Brexit Gave the EU a Glimpse of Its Own Future
June 23, 2016, has gone down as the day Britain departed from the mainstream by voting to leave the European Union. In reality, British politics was a few steps ahead of the curve, as the EU itself has become a vehicle for the anti-immigrant far right.

Many of the positions linked to the pro-Brexit right in Britain a decade ago are now deeply entrenched at the heart of the EU itself. (Vuk Valcic / SOPA Images / LightRocket via Getty Images)
Liberal opponents of Brexit are fond of listing all the falsehoods that were propagated by its supporters a decade ago. Prominent champions of the Leave campaign such as Boris Johnson and Nigel Farage certainly deserve all of the scornful criticism that’s been flung in their direction for a record of serial dishonesty. But they’re not the only ones who have presented a false image of the European Union over the last decade.
The 2016 referendum helped enshrine in British political debate a misleading view of how the EU actually works. For their own separate reasons, supporters and opponents of Brexit have both presented the EU as if it were a bastion of liberal, progressive values with a welcoming stance toward immigrants and refugees. They have tacitly colluded in diverting our attention from what has really been happening on the other side of the English Channel over the last decade.

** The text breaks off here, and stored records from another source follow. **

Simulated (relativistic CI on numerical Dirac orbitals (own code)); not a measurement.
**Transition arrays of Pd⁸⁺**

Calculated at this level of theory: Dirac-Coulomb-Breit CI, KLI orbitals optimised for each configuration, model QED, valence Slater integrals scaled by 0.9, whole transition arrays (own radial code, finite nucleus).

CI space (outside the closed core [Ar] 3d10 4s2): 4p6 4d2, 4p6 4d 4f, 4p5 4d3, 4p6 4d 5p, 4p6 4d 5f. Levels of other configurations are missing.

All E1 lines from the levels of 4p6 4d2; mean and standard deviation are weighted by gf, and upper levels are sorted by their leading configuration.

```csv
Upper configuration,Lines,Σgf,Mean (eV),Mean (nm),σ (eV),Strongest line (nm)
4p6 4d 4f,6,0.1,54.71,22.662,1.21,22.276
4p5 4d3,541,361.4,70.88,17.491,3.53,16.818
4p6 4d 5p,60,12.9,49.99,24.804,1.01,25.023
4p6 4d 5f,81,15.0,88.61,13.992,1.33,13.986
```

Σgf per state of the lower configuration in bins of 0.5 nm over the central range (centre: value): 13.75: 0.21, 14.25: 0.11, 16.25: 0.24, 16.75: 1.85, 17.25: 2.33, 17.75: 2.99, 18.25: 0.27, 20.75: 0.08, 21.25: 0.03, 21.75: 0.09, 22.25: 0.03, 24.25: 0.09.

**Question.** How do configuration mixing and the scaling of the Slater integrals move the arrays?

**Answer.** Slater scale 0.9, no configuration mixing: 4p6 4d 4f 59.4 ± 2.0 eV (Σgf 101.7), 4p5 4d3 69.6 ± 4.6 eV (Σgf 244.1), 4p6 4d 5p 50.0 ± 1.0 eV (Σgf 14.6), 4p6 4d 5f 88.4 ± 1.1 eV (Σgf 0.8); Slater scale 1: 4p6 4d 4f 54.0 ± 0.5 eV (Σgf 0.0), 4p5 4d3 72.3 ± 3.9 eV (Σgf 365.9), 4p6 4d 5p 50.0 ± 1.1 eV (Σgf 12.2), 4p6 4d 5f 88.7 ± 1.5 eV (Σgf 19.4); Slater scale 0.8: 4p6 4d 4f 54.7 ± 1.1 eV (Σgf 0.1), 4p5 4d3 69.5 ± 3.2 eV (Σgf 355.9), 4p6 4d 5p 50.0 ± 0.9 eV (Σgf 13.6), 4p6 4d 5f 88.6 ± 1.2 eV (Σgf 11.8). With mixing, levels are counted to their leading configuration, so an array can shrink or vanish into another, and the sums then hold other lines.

The progressive image of the EU was already deceptive back in 2016 — after all, the referendum came less than a year after the brutal beating administered to the Greek government for daring to challenge the Troika’s austerity regime. But since then, the gap between British rhetoric and European reality has widened into a chasm. Many of the positions linked to the pro-Brexit right in Britain are now deeply entrenched at the heart of the EU itself.
Ways of Life
During the British referendum, the Leave campaign successfully created an association between the EU and a liberal immigration policy, and there was some truth in that claim circa 2016. From the mid-2000s, several million people moved to Britain from EU member states like Poland, Romania, and Portugal to take up employment. The leaders of the pro-Brexit camp were wrong to blame EU immigrants for the lack of well-paying jobs and the crisis in Britain’s public services, but they weren’t lying when they told people that staying in the EU meant accepting free movement of labor for its citizens.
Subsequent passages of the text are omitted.